Genius Products // Unrated // September 16, 2008
List Price: $14.95 [Buy now and save at Amazon]

Review by Paul Mavis | posted August 29, 2008 | E-mail the Author

No, it's not Flood!, Irwin Allen's 1976 TV movie - and more's the pity (I hear the faint sounds of hundreds of mice clicking off this review). At least that schlock-fest only ran 100 minutes. This distended, water-logged British disaster film, made in 2007 and starring the likes of Robert Carlyle, Tom Courtenay, Joanne Whalley and David Suchet, runs an unimaginable three hours and seven minutes long. Even The Towering Inferno, the Gone With the Wind of disaster films, is twenty minutes shorter. And a hundred times more exciting.
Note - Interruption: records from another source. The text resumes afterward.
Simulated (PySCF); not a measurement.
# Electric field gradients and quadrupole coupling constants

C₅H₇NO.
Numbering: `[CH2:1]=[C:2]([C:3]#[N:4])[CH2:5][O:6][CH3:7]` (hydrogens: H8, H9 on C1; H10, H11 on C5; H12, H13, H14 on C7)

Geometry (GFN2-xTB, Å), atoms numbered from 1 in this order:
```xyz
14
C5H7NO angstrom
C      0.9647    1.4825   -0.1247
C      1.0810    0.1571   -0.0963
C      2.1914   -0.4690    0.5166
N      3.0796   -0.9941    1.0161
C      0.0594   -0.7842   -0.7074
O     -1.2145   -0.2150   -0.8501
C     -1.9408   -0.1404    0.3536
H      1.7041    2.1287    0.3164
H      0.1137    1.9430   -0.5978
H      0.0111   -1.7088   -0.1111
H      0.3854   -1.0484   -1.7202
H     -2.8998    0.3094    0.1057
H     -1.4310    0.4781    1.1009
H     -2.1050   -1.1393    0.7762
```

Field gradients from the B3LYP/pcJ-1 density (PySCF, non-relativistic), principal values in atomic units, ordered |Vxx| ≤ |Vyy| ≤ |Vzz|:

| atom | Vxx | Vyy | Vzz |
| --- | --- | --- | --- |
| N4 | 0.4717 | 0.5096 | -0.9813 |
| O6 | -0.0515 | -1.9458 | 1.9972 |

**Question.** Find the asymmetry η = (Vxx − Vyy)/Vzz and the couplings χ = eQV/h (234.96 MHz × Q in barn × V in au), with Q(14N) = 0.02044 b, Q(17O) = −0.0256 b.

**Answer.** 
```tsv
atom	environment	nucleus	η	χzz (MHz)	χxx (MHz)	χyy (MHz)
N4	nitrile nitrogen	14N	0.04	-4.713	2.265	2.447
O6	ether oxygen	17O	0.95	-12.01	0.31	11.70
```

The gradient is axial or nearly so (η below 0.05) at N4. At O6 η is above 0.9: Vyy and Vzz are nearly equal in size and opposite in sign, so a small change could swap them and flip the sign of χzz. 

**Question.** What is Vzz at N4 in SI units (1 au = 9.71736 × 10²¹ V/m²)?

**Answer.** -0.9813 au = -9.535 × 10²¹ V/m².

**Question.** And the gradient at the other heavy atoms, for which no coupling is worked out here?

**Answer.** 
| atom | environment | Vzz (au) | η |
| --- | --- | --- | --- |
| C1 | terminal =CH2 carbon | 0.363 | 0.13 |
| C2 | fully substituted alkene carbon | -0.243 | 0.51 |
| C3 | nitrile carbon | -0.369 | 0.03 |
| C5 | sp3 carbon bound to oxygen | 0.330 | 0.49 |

Off the coast of Scotland, a huge storm surge combines with the ocean at high tide and wipes out the town of Wick. British officials watch anxiously as the storm tracks towards London...before it changes direction and heads off towards the North Sea. Certainly Keith Hopkins (Nigel Planer), head meteorologist to 10 North Downing Street is pleased; he's just given the cautious go-ahead to Deputy Prime Minister Campbell (David Suchet) to announce that the storm threat is officially over, and that the planned evacuation, from the upper classes downward, of course (kidding), needn't happen. However, as storms will do, this gigantic swell moves again, headed right back to Old Blighty, and everyone is doomed.

They're doomed because the Thames Barrier (a mechanical marvel river/sea wall that's supposed to keep tidal surges under control on the Thames) was badly engineered - just like Professor Leonard Morrison said it was, twenty years ago (it's too far down river, you see). But nobody listened to him then, and evidently, the strain of all that wading around in tide pools ruined his marriage, keeping him away from his marine engineer son Rob (Robert Carlyle) and daughter Kate (Nathalie Boltt). Rob's anger and resentment at his father's disappearance burns brightly, but will soon be doused in the London flood when a tidal surge overwhelms the Thames Barrier. Good thing Rob's ex-squeeze, Sam Morrison (Jessalyn Gilsig) is wearing a too-small shirt when things are about to get wet...I mean; good thing Sam is the Head of Operations for the Thames Barrier. Now she can work with Rob to pull the plug on London's big drain, while patching things up with her ex.

SPOILERS ALERT!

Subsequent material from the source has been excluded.